While it should be pointed out that FHA mortgage loans are not restricted to those who have never owned a home before, it’s also good to note that FHA mortgages are an excellent choice for first time buyers since they won’t be required to buy homes with 20% down.
Low- and no-downpayment mortgages are obviously an advantage to the first time home buyer; how does an FHA mortgage help these borrowers?
Verify Your FHA Loan Eligibility
All mortgage loans have eligibility standards; FHA, Fannie Mae and Freddie Mac, rural housing loans guaranteed by the USDA or even the 100% loans offered to qualifying veterans (VA loans) guaranteed by the Department of Veterans Affairs all have financial eligibility requirements.
And all of these loans have minimum program guidelines that may or may not have additional requirements imposed by the lender depending on the type of loan and the circumstances.
What is the fastest way to verify your FHA loan eligibility?
For a start you can check your current FICO scores to make sure they meet FHA loan minimum requirements (which are not the same as lender requirements). If your FICO scores are 580 or higher, you technically qualify for an FHA mortgage loan. If your credit scores are below 580, you won’t qualify for maximum financing and may be asked to put 10% down.
You can also go online to fill out a form to be put in touch with a participating FHA lender who can discuss your needs. FHA loans are often described as having loose underwriting standards, but know that these standards will vary depending on the lender.
Not all FHA loan offers are the same-shop around for the most competitive FHA mortgage loan interest rates.
FHA Home Loans Are Flexible
You are not restricted to buying a typical suburban home with an FHA mortgage. You can also apply for a condo loan, mobile home loan, even an FHA One-Time Close construction loan to have your house built from the ground up.
But that’s not the only kind of flexibility an FHA loan can offer.

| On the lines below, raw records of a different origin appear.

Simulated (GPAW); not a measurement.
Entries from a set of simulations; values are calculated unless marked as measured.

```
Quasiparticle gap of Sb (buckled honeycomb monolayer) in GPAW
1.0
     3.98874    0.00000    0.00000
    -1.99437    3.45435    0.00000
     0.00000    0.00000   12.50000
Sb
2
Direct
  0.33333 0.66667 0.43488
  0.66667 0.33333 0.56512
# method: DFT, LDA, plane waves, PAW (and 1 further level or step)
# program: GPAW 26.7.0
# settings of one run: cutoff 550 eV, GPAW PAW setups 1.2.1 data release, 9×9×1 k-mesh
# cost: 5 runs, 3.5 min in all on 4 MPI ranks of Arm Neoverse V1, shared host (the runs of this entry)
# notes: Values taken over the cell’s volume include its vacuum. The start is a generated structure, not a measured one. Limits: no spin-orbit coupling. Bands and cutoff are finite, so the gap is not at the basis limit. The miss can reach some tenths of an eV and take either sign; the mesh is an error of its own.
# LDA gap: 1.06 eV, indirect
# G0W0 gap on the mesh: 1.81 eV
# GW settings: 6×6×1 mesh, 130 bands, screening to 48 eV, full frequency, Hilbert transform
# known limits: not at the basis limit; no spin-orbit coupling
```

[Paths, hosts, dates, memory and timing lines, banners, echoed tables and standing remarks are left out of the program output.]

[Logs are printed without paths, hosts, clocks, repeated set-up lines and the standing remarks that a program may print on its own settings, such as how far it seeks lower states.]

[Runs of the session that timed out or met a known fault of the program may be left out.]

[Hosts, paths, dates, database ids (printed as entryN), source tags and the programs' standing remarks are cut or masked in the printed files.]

FHA mortgages allow the borrower to use local down payment assistance grants that meet FHA standards and permit the borrower to negotiate with the seller to provide seller-financed closing costs up to a certain FHA-defined limit of six percent of the sale price of the home.
Borrowers are permitted to finance certain closing costs which can further help reduce out-of-pocket costs up front. They can also refinance their FHA mortgages later to get into lower rates or monthly payments using an FHA Streamline Refinance, intended for existing FHA mortgages only and with no FHA-required credit check.